The national statistics regulator is stepping in to review the algorithm used by Ofqual to decide A-level grades for students who could not sit exams.
One expert said the process was fundamentally flawed and the algorithm chosen by the exam watchdog essentially “cheated”.
Amid a public outcry, the government decided not to use the data it generated to determine student grades.
It raises questions about the oversight of algorithms used in society.
The results produced by the algorithm left many students unhappy, led to widespread protests and was eventually ditched by the government in favour of teacher-led assessments.
The Office for Statistics Regulation (OSR) said that it would now conduct an urgent review of the approach taken by Ofqual.
“The review will seek to highlight learning from the challenges faced through these unprecedented circumstances,” it said.
Tom Haines, a lecturer in machine learning at the University of Bath, has studied the documentation released by Ofqual outlining how the algorithm was designed.
“Many mistakes were made at many different levels. This included technical mistakes where people implementing the concepts did not understand what the maths they had typed in meant,” he said.
As part of the process, Ofqual tested 11 different algorithms, tasking them with predicting the grades for the 2019 exams and comparing the predictions to the actual results to see which produced the most accurate results.
But according to Mr Haines: “They did it wrong and they actually gave the algorithms the 2019 results – so the algorithm they ultimately selected was the one that was essentially the best at cheating.”
There was, he said, a need for far greater oversight of the process by which algorithms make decisions.
“A few hundred years ago, people put up a bridge and just hoped it worked. We don’t do that any more, we check, we validate. The same has to be true for algorithms. We are still back at that few hundred years ago stage and we need to realise that these algorithms are man-made artefacts, and if we don’t look for problems there will be consequences.”
‘Banned from talking’
In response, Ofqual told the BBC: “Throughout the process, we have had an expert advisory group in place, first meeting them in early April.

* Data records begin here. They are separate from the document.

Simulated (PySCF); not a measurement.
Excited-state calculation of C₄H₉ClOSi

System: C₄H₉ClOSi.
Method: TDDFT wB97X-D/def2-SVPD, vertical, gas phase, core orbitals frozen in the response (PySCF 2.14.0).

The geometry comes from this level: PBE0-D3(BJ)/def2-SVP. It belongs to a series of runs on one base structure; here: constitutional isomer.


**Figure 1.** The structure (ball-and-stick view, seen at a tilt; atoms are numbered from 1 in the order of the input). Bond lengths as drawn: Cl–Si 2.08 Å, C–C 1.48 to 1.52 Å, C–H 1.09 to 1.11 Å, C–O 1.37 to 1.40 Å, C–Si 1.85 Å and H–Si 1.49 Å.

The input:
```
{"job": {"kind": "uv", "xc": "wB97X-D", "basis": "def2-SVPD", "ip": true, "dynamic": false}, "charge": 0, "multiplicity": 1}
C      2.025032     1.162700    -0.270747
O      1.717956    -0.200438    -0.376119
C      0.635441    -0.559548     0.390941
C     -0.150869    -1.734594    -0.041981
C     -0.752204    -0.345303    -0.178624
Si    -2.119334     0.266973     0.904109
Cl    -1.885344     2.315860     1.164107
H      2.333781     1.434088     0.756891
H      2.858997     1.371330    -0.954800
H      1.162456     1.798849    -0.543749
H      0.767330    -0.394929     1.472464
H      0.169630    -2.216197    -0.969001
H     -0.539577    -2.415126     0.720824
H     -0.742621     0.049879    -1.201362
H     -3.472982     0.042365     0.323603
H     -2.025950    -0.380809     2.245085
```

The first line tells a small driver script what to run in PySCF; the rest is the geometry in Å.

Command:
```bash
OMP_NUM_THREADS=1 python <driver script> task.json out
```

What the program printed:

“The group includes independent members drawn from the statistical and assessment communities. The advisory group provided advice, guidance, insight and expertise as we developed the detail of our standardisation approach.”
The Royal Statistical Society (RSS) had offered the assistance of two of its senior statisticians to Ofqual, chief executive Stian Westlake told the BBC.
“Ofqual said that they would only consider them if they signed an onerous non-disclosure agreement which would have effectively banned them from talking about anything they had learned from the process for up to five years,” he said.
“Given transparency and openness are core values for the RSS, we felt we couldn’t say yes.”
Media playback is unsupported on your device
Media captionRoger Taylor: “It simply has not been an acceptable experience for young people”
Ofqual’s chairman Roger Taylor is also chairman of the UK’s Centre for Data Ethics and Innovation, a body set up by government to provide advice of the governance of data-driven technologies.
It confirmed to the BBC that it was not invited to review the algorithm or the processes that led to its creation, saying that it was not its job “to audit organisations’ algorithms”.
Mr Haines said: “It feels like these bodies are created by companies and governments because they feel they should have them, but they aren’t given actual power.
“It is a symbolic gesture and we need to realise that ethics is not something you apply at the end of any process, it is something you apply throughout.”
The RSS welcomed the OSR review and said it hoped lessons would be learned from the fiasco.
“The process and the algorithm were a failure,” said Mr Westlake.
“There were technical failings, but also the choices made when it was designed and the constructs it operated under.
“It had to balance grade inflation with individual unfairness, and while there was little grade inflation there was an awful lot of disappointed people and it created a manifest sense of injustice.
“That is not a statistical problem, that is a choice about how you build the algorithm.”
Algorithms are used at all levels of society, ranging from very basic ones to complex examples that utilise artificial intelligence.
“Most algorithms are entirely reasonable, straightforward and well-defined,” said Mr Haines – but he warned that as they got more complex in design, society needed to pause to consider what it wanted from them.
“How do we handle algorithms that are making decisions and don’t make the ones we assume they will? How do we protect against that?”
And some things should never be left to an algorithm to determine, he said.
“No other country did what we did with exams. They either figured out how to run exams or had essays that they took averages for. Ultimately the point of exams is for students to determine their future and you can’t achieve that with an algorithm.
“Some problems just need a human being.”